Fox on Monday announced an aggressive summer television schedule with six fresh series starting in June — including the return of Paris Hilton and Nicole Richie in “The Simple Life 2.”
Four of the new shows will be scripted, unusual for a network TV landscape usually filled with reruns and reality fare in the summer.
Fox has had trouble getting new fall series noticed in recent years because much of its October schedule is filled with postseason baseball. The successful start of “The O.C.” last summer proved to Fox executives that summer could be a launching pad.
Three new series will air on Wednesdays, including “The Simple Life 2.” Hilton and Richie were filmed making a cross-country trip in a trailer, without their cell phones, cash or credit cards. Dogs Tinkerbell and Honey Child will be along for the ride.
“Quintuplets,” with Andy Richter as the father of 15-year-old quints, and “Method & Red,” an update of “The Fresh Prince of Bel-Air” with rappers Method Man and Redman living in a gated community, are the other Wednesday entries.
Both dramas will be self-contained, industry parlance for a series that completes its story in one episode.
“North Shore” is about the young workers at a luxury hotel in Hawaii. “The Jury,” from Barry Levinson and Tom Fontana, recreates a crime through the deliberations of jurors.
Another Mark Burnett reality series, “Casino,” about life in a Las Vegas hotel, rounds out the new schedule.
Fox viewers will have a hard time missing the series: all except for “The Simple Life 2” will be repeated at some point during the week.
The network will heavily promote the new series, and try to show its support by airing original episodes of existing programs like “The Bernie Mac Show” in early June.

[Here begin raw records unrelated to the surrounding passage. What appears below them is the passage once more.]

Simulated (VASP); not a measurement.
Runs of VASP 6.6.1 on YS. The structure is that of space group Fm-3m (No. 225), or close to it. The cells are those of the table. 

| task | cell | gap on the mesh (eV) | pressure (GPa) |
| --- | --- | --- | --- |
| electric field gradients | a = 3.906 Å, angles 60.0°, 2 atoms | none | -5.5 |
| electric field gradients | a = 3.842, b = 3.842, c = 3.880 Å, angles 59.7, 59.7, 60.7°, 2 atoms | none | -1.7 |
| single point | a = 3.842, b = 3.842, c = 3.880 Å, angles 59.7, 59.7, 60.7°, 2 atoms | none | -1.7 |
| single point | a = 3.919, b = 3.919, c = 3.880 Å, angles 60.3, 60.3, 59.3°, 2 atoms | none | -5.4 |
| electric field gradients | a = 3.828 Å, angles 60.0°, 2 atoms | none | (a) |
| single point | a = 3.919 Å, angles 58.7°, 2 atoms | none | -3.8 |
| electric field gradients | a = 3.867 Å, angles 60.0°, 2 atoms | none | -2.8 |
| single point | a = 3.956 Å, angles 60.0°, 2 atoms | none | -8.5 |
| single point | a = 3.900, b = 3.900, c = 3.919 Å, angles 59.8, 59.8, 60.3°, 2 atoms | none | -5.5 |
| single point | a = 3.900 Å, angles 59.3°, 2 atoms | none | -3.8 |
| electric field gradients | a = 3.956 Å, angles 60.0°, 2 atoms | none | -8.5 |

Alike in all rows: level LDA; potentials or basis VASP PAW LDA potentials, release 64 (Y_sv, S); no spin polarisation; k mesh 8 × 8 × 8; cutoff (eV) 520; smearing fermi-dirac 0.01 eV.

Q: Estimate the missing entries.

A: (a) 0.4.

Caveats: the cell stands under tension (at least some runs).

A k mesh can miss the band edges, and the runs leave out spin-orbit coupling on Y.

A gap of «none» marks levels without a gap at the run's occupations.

Gail Berman, Fox entertainment president, conceded the network is fighting 50 years of history. Viewers are used to seeing networks dump their low-priority programs in the summer, she said.
“They’re skeptics and they should be because they’ve been trained to be that,” she said. “There’s an uphill climb on that, we know that. But we’ve got to start the ball rolling.”
Most of the fresh fare on Fox’s rivals are reality programs. NBC and CBS are reprising five of their successful reality shows, including “The Amazing Race,” “Last Comic Standing” and “Who Wants to Be My Dad?”
NBC is also likely to try a handful of programs that have been successful on its sister Bravo network, like “Significant Others.”
ABC will have a short-run family drama, “The Days,” about a busy family seen through the eyes of a 14-year-old boy. The network will again burn off fresh episodes of “The Drew Carey Show.”